The third step is to presume that what can't be measured easily really isn't important. This is blindness.
The fourth step is to say that what can't be easily measured really doesn't exist. This is suicide."
How do you know that your product is not going to make it? When is a good time to give up?
For a startup founder: if Brian Chesky decided that Airbnb wasn't worth pursuing just because he only had a handful of customers when first launching (and relaunching) his product the first few times, then I would not be able to book a lovely Airbnb home for my upcoming Korea trip today.
For a product manager: if Sundar Pichai decided that his idea for a new browser wasn't worth pursuing just because Google CEO Eric Schmidt opposed the development of an independent web browser for 6 years, then Google would not have a leading web browser in Google Chrome today.
Besides, the majority of new products are attacking well-defined market problems and just approaching them at different angles. In the instance that you are creating a totally new market or redefining it, where are you going to get the data you need? The future does not exist yet, so asking customers what they want may lead nowhere because they don't know what they cannot see.

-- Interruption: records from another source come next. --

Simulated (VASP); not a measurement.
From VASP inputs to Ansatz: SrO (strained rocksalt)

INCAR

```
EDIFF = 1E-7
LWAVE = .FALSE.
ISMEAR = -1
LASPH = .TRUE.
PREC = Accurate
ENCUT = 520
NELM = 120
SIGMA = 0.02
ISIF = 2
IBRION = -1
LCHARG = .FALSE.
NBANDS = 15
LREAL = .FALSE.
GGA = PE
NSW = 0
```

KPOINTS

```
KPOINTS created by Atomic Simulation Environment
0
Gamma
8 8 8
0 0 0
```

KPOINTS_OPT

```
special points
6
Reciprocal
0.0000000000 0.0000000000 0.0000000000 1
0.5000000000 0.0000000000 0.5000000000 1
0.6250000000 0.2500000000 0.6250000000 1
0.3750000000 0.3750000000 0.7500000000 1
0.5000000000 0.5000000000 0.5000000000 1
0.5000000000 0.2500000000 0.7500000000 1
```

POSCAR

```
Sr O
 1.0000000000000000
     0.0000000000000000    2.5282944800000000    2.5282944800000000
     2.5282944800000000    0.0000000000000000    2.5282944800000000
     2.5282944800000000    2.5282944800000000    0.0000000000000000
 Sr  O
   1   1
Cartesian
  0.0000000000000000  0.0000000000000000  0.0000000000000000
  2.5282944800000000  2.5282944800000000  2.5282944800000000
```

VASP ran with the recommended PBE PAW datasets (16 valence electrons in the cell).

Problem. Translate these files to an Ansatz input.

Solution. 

As Henry Ford once said, "If I had asked people what they wanted, they would have said faster horses."
This is where I think the art of product management arises.
Talking about this reminds me of a funny story. A schoolmate of mine who quit studying art and went into accounting told me that when she was in art school, she spent a lot of time studying the different methodologies of painting with precision and worked really hard.
However, she complained that her peers who spent less time still got awarded better marks. They were able to explain their imperfect art with ablomb, demonstrating their inspirations and why their messy art was worth it. Looking back, it seems to me that her approach to art was almost scientific, while her peers were learning about art in a more philosophical albeitly messy way.
In Ken Norton's classic essay on hiring product managers, the notion of product instincts seems close to what the art of product management is. It's considered highly-subjective and not easy to evaluate. He also believes that it is something innate that can be tuned, but not learnt.
To a certain extent, I agree, but I think it has more to do with the kind of diverse life experiences that one has rather than being born with it. There is no better way to understand this than look at the greatest PM of all time, Steve Jobs. He believed that his product instincts weren't inherited, but taught to him by experiencing the diversity of life.
Walter Isaacson writes in Steve's biography, "He called it experiential wisdom."
Steve believed that everything from his Buddhist training to his recreational use of LSD contributed to this sixth sense, forming certain patterns and values that he have to be attuned to. Isaacson says that these intuition-powered decisions might mean that Steve wouldn’t be able to explain why he needed a handle on top of the desktop iMac or why he needed the certain curve on the bottom of the iPad, but he trusted his artistic intuition as much as he trusted rational thinking.
Without the luxury of hard data to defend one's viewpoint, PMs have to resort to gut, or what we call product instinct, to make decisions. These are in fact patterns that they have observed in the past, and some people constantly seek new experiences to expose themselves to more patterns. These patterns may be drawn from a diverse set of seemingly-unrelated experiences or observations. Analogies may be used to make a connection, and then utilised to educate others on why the PM's views make sense. Some others may also call this a product philosophy, product mission or product story.
While helping his father build a fence around his Los Altos home, Steve’s father told him they’re going to make the back of the fence just as beautiful as the front. Confused, Steve asked why he should bother, saying nobody would know the difference. "You’d know", his father told him. Taking this to heart, Steve obsessed over every detail of the first Macintosh computer. The casing, the colors and even the circuit boards were designed to look beautiful, even though it was unlikely anyone would see them. It eventually proved useful when the first iMac emerged with a translucent design, showing off the beauty inside.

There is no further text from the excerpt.